SIGKILL on job timeout - no log line in laravel.log
Closed this issue · 4 comments
- Laravel Version: 5.4.36
- PHP Version: PHP 7.1.12-3+ubuntu14.04.1+deb.sury.org+1
- Database Driver & Version: jenssegers/laravel-mongodb v3.2
Description:
Hi, this is my first time posting, so apologies if I missed anything.
Firstly, thank you for this amazing project, it's the backbone of my system.
Onto my problem. I rely on queues (rabbitmq + fhteam/laravel-amqp) and they have proved super useful. When a job times out (by default 60 seconds) it is killed with a SIGKILL, nothing is appended to the laravel log, and the job is not moved to the failed_jobs table.
I had a problem with this in production - all I saw was my job repeatedly failing, and not being moved to the failed jobs table. So I ran the queue worker manually on the CLI, and all I saw was "Killed". The supervisord logs suggest it was terminated by SIGKILL. Typically this suggests that the OS killed the process due to an OOM problem, however there was nothing in the OS logs.
So it appears as a silent crash. It's only after I deduced the timing that I realised my timeout value was not being respected (this was actually a bug in my code, see code sample below if curious)
class MyJob implements ShouldQueue
{
use Dispatchable, InteractsWithQueue, Queueable, SerializesModels;
// WARNING - THIS TIMEOUT WILL NOT BE RESPECTED - BE CAREFUL IF USING const
private const JOB_TIMEOUT = 86400; // 1 DAY
public $timeout = self::JOB_TIMEOUT;
public function __construct(){}
public function handle(){}
}
I just wanted to check if the lack of an entry in the log file is a bug or a limitation of how the process is terminated, and if it is a limitation I would appreciate any suggestions on how I can better manage it.
Steps To Reproduce:
- Create a job class with no timeout (default is 60s)
- Enqueue a job
- Make sure that the
handle()
function will take >60 seconds - Start a queue worker
- The job will fail N times, no log lines will be appended to laravel.log, and the job will not enter the failed_jobs table
Thanks again,
I believe you can/should use the queue event system to get hold of these errors. But I'm not 100% sure this also applies to the specific case you described:
Here's a trimmed version of what I did to not miss anything, from my AppServiceProvider.php::boot()
:
protected function initializeQueueEvents()
{
Queue::before(function (JobProcessing $event) {
$job = $event->job;
$logger = $this->getLoggerForQueue($job->getQueue());
$logger->info(\get_class($event), $this->getJobDetails($job));
});
Queue::after(function (JobProcessed $event) {
$job = $event->job;
$logger = $this->getLoggerForQueue($job->getQueue());
$logger->info(\get_class($event), $this->getJobDetails($job));
});
Queue::exceptionOccurred(function (JobExceptionOccurred $event) {
$job = $event->job;
$logger = $this->getLoggerForQueue($job->getQueue());
$details = $this->getJobDetails($job);
$details['exception'] = $event->exception;
$logger->error(\get_class($event), $details);
});
Queue::failing(function (JobFailed $event) {
$job = $event->job;
$logger = $this->getLoggerForQueue($job->getQueue());
$details = $this->getJobDetails($job);
$details['exception'] = $event->exception;
$logger->error(\get_class($event), $details);
});
}
Note: I'm using a dedicated logger because our system has so many jobs to process we need a dedicated log "per queue".

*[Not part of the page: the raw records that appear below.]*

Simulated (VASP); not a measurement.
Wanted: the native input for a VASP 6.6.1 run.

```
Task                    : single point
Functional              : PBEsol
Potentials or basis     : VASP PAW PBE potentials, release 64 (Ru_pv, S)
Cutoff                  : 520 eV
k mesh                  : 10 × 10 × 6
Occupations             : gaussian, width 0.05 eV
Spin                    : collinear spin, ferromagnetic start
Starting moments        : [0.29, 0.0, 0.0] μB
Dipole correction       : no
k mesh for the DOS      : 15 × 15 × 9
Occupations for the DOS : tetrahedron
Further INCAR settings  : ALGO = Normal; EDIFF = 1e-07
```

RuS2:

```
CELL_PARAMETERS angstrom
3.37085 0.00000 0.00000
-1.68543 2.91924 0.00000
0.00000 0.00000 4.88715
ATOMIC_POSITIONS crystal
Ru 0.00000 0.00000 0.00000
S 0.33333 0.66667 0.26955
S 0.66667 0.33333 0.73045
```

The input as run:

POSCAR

TL;DR: you might want to remove getLoggerForQueue
and getJobDetails
and simply log something using \Log::…
Are you saying that the job isn't thrown into the failed_jobs table even after it reaches maximum number of attempts?
@sisve yes I believe so. I start the queue worker using supervisord, with the following command:
command=php /opt/my_laravel_project/artisan queue:work --queue=QUEUE_1,QUEUE_2 --tries=3 --no-interaction
and the job never enters the failed_jobs table. I'm using mongodb, that may or may not be an extra complication.
@mfn the Queue::before
event fires, but the other three events do not fire (Queue::after
, Queue::exceptionOccurred
, Queue::failing
) :/
Can't replicate this, just like your other issue report I think it's only specific to your app, you'll need to investigate this more since you're the only one who can replicate.